I just wanted to write a brief posting about how delighted I was to learn that Kip Thorne was one of the scientists who shared the Nobel Prize for physics this year, for his part in the long-awaited confirmation of the existence of gravitational waves.
I’ve been a fan of Professor Thorne’s for more than two decades now (roughly), and have long regretted that he wasn’t more of a public figure, though that’s probably by his own choice. I first heard of him in the post-script to one of the episodes of the original “Cosmos,” (added when the series was re-shown on TBS). In that post-script, Carl Sagan mentioned that when he was writing his novel “Contact,” he wanted to ascertain if there was a legitimate, scientifically valid way for a sufficiently advanced race to travel great distances through space in reasonable lengths of time. The person he asked, he said, was Kip Thorne, and it was Kip Thorne who gave him the information he used to create his worm-hole-using alien race in the book.*
If memory serves, Carl Sagan also mentioned that Kip Thorne had written a science book for popular consumption, called “Black Holes and Time Warps.” (You can find it here on Amazon.) The next time I was at a book store—probably Borders, my favorite book store, the loss of which has been a source of bitter heartache to me—I found a copy and bought it.
I have rarely been so pleased with a science book. If you’re interested in a wonderful, thorough, but well-explained treatment of some of the more extreme aspects of General Relativity, I can’t recommend anything more highly. Even Stephen Hawking and Brian Greene have not produced anything better (that I have read) on this subject, and if you know me, you know that’s high praise indeed. This is one of those books that, when you read it, makes you feel brilliant. This is because the author understands his subject so well that he can convey it in absolutely clear terms, illustrating it literally and figuratively so that these mind-warping (and space-warping) concepts make perfect sense.
Congratulations to Professor Thorne, and to his co-recipients for the recognition of their work on gravitational waves. I remember that, when I first heard about the LIGO observatory, some years ago, and how it worked, I thought, “But wait, won’t the lasers and the space they pass through be compressed and stretched by gravitational waves exactly the same amount? Won’t that negate the measurable effects of the waves and make the laser interferometry wash out?” Obviously, this was not a question that wouldn’t have occurred to the people creating the observatory, and they knew why it wouldn’t be a problem, or at least not an insurmountable one. I wish I’d thought to ask someone in the know when the question occurred to me. I wish I’d known whom to ask (certainly at that time I could not have asked Professor Thorne himself, though nowadays he could probably be reached through Facebook or Twitter).

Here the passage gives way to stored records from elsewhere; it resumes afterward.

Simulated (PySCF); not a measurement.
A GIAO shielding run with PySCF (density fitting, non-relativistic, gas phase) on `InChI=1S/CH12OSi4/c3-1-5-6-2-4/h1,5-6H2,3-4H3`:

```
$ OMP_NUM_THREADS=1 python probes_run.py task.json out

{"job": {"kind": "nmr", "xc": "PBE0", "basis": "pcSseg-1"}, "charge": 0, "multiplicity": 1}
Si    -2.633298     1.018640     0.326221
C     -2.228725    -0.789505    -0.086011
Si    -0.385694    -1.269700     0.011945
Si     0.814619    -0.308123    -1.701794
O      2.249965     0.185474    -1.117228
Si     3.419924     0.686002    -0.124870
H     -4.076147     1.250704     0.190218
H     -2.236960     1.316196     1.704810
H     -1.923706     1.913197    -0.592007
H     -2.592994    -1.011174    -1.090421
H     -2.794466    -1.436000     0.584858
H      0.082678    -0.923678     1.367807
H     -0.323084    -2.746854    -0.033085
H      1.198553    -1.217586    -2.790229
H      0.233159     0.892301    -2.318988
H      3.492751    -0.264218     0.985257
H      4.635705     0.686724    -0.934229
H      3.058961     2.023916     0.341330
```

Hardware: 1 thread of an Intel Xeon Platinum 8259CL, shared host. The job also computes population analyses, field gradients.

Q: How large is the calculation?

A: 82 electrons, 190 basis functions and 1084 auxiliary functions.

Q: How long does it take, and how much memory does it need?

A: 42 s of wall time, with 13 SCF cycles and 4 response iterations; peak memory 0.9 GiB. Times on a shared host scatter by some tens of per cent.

Anyway, I was more than happy to have my own dubiety (is that a real word?) smashed when the announcement was made that the waves had been detected, and then again, and now again, only within the past few months. It’s not astonishing quite in the same way as when I first heard of the discovery that the expansion of the universe was accelerating (Wow, what an excellent, world-changing surprise that was!), but in other ways it’s just as awe-inspiring. We (the human race) are on the leading edge of a whole new era of astronomy, one that could someday let us peer back past the last scattering surface that produced the CMB and catch glimpses of a time ever closer to the Big Bang.
I get chills. Seriously.
So, despite all the other, horrible news, of disasters both natural and man-made, that we’ve all had to endure over recent days and weeks, we should take heart in the knowledge that knowledge is possible, and that, however easy it is to destroy things, the power to learn, the power to create knowledge, and thence to create new prosperity, is clearly much stronger. If it were not, civilization would long since have been destroyed.
These are the sorts of thoughts that people like Professor Kip Thorne inspire in me…and I tend to be a gloomy person by nature. Congratulations, Professor Thorne, and congratulations also to Rainer Weiss and Barry Barish, Kip Thorne’s co-recipients. It’s people like you who help keep life worth living for people like me.
*Kip Thorne was also responsible for the bits of the movie “Interstellar” that were actually scientifically accurate, and he certainly cannot be blamed for any departures from legitimate scientific realism one finds therein.